The Revenue Department would have to withdraw tax demands sent earlier as the circulars are binding on the Income Tax Department
Companies facing a 30-percent tax bill over valuation premium may not face the tax bump as the government has recently asked officials not to scrutinise such transactions, according to a report by The Economic Times.
The clarification comes after many firms received tax demands after premiums were paid over the 'fair price' or 'fair market value' for fresh equity or preference shares. The demands could be withdrawn in the coming weeks, a source told the paper.
On a notification dated December 31, the government said fresh issuance of shares at a premium, in most cases, should be outside the tax ambit. "The clarification would positively impact all situations where valuations were challenged by the taxman for fresh issuance of shares," Deloitte India partner Rajesh H Gandhi told the paper.

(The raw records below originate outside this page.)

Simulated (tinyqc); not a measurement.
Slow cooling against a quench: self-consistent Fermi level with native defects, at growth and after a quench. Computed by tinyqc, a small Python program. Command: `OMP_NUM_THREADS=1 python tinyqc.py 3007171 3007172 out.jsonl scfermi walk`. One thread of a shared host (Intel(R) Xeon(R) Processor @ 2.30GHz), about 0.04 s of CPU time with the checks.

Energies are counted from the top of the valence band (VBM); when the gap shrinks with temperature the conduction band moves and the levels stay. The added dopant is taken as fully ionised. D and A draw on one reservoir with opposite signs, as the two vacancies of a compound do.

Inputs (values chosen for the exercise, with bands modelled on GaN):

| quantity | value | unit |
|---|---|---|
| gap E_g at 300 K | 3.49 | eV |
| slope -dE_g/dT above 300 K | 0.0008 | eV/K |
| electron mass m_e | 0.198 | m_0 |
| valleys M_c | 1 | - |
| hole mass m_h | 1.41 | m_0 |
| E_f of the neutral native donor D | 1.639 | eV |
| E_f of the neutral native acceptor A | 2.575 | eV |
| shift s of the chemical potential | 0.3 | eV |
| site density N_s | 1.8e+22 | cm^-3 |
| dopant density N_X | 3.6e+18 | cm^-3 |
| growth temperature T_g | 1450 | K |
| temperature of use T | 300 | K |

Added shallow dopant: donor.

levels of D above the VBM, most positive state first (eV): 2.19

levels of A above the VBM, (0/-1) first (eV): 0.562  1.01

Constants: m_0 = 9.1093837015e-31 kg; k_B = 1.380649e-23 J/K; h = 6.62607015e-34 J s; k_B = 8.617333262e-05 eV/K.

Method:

The Revenue Department would have to withdraw tax demands sent earlier as the circulars are binding on the Income Tax Department, except in cases where litigation is on and the case is pending before the courts, Gandhi added.
The department had asked the companies to pay 30 percent tax on the differential over and above the fair market value in December 2018, according to the report. It had issued notices under two I-T sections: 56(2) and 68.
Section 56(2) covers the issue of shares while Section 68 deals with unexplained cash credits. Experts told the paper that the clarification is a recognition that such valuation premiums can be legitimate.
The tax regulations were modified in 2010 to prevent money laundering. "The intention of bringing this section in the Income Tax Act, 1961, was to prevent the transfer of shares at substantially less value done with the intention to facilitate the conversion of black money," Amit Maheshwari, partner, Ashok Maheshwary and Associates told the paper.
The intended consequence of this provision was that it could have been invoked even in case of fresh issue of shares, Maheshwari added.
The move may also bring some relief to startups on the angel tax front. Experts told the paper that while the clarification doesn't specifically deal with the I-T law used to tax premiums involving startups, the logic could be extended to them.